Social media lit up in the middle of the week after sightings of what appeared to be a very colorful shower of glowing objects entering the Earth’s atmosphere over the Western United States, including California and Utah, at around 9:30 PM.
At the time of the event, no one actually knew what the object(s) were, and many passed them off as some kind of meteor shower, which are common at this time of the year. Videos were reocrded from many angles, showing different faces of the fireballs.
One, shared by Matt Holt on Twitter, shows the fireball breaking into many:
Full video of meteor-like event @BadAstronomer pic.twitter.com/q37UzRZKpa
— Matt Holt (@mholt6) July 28, 2016
However, new reports now suggest that the objects entering the Earth’s atmosphere weren’t that of a meteor shower at all, but rather were the result of a spent Chinese rocket entering the Earth’s atmosphere and burning up in the process.
Another source of footage shows the fireball much more in-tact:
It wasn’t anything new that was just launched, and it wasn't anything alien.
It is believed to have been an old rocket that was used in the past to deliver supplies into space. Nevertheless, the event highlights the problem we have with space junk and how it can uncontrollably enter the Earth’s atmosphere in dangerous locations, potentially posing a risk of danger to human life.
Space junk occurs when we send satellites and rockets into space. At times, satellites get decommissioned, or turned off, and there's really no way to bring them back down, so they just stay in their orbital path in a dynfunctional state. The rockets that take the satellites into space sometimes come back down to Earth, and sometimes don't, so those float around up there too.
Space agencies all typically work together to keep track of space junk and warn one another of potential atmospheric re-entries. Except, of course, for China. China’s space agency likes to keep things under wraps and doesn’t disclose information. As a result, things like this are bound to happen completely randomly and there’s little we can do about it.

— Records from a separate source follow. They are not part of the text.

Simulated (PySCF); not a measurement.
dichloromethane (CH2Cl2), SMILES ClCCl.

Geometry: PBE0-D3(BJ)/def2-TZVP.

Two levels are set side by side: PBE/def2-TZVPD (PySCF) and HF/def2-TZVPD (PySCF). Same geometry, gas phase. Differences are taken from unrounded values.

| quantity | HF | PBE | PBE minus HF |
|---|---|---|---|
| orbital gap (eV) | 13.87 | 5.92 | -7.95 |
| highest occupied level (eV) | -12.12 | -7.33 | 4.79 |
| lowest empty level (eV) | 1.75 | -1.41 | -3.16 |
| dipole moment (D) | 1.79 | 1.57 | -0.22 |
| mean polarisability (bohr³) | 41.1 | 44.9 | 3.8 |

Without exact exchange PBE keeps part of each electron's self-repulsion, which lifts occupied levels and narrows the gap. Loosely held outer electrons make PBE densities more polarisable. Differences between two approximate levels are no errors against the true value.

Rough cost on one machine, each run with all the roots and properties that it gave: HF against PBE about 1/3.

There are literally hundreds of thousands of individual pieces of space junk orbiting the planet at different levels, all between 200 miles and 22,000 miles above the planet. At random times, space junk collides with one another, knocking it off course, and sending it flying one way or the other. In some cases, that’s back at Earth.
Although it’s tough to control, space agencies are working on ways that we can remove unwanted space junk from orbit to help clean the area up and pave the way for new missions in the future. Such an initiate would also prevent these debacles from happening.